Soren's Chef Knife

I bought it from a man at a street market who sharpened knives from a cart. It was not for sale. He sold it to me anyway.
The knife-sharpener at the Corvel Sunday market sets up at the far end of the square, away from the food stalls, which makes sense — the sound of a blade on a whetstone is not compatible with buying tomatoes. He had a small two-wheeled cart, a leather apron, and three knives of his own lined up on a cloth beside him.
I had brought two of our kitchen knives to be sharpened. He worked on them without comment, which is the mark of a professional — a bad sharpener will explain what he's doing; a good one just does it.
When he handed them back I noticed the third knife on the cloth — heavier than the others, clearly old, the handle a dark wood worn smooth with decades of use. I asked about it.
He said it wasn't for sale.
We talked for a while — about the knife, about where it had come from, about how long he had been sharpening. He had inherited the cart and the trade from his father, and the knife had come with both. He used it at home, he said. He hadn't brought it to sell.
Then he looked at it for a moment, looked at me, and named a price.
I paid it. He wrapped it in the cloth it had been resting on and handed it over without ceremony, the way people hand over things they've decided to part with before they can change their minds.
Mara, who had been at the food stalls, came back to find me holding a cloth-wrapped knife and looking, apparently, like I needed to explain myself.

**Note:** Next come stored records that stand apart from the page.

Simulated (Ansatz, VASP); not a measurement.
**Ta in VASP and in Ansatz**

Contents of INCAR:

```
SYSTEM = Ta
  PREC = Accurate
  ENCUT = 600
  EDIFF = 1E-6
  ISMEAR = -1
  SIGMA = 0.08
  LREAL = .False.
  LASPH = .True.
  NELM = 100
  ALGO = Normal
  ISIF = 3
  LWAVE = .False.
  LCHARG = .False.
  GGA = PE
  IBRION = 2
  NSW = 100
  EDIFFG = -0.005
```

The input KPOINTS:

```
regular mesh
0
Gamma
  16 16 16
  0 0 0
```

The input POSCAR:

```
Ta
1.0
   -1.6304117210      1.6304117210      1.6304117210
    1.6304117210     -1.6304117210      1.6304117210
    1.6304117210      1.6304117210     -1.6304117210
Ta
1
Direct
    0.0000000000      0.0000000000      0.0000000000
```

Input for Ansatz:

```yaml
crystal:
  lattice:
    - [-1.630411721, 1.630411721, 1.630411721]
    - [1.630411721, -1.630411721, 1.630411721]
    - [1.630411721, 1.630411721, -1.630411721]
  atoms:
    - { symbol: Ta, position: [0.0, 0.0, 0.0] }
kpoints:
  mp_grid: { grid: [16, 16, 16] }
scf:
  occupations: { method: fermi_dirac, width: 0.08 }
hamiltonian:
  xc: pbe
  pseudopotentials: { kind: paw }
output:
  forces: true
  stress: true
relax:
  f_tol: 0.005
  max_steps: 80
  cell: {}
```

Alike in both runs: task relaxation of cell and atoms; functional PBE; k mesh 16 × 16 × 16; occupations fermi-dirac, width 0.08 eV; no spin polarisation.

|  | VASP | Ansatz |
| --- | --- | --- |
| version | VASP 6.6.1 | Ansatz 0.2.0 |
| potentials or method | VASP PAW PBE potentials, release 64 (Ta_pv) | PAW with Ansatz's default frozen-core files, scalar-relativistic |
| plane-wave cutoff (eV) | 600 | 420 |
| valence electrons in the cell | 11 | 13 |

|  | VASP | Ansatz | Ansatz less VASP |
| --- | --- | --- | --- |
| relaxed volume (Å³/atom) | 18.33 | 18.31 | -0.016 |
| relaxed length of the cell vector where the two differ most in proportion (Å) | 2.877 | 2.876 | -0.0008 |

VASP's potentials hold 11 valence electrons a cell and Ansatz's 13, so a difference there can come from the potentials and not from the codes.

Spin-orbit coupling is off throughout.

I have had it for three years now. It holds an edge better than anything else in the kitchen and has a weight and balance so specific that every other knife feels slightly wrong after using it. Mara uses it too — she denies having a preference, but I notice which one she reaches for.
I had it sharpened last spring by a woman at the Halvern market who looked at it carefully before she started and said — not unkindly — that someone had taken very good care of this.
I said it wasn't originally mine.
She said that was usually the way with the good ones.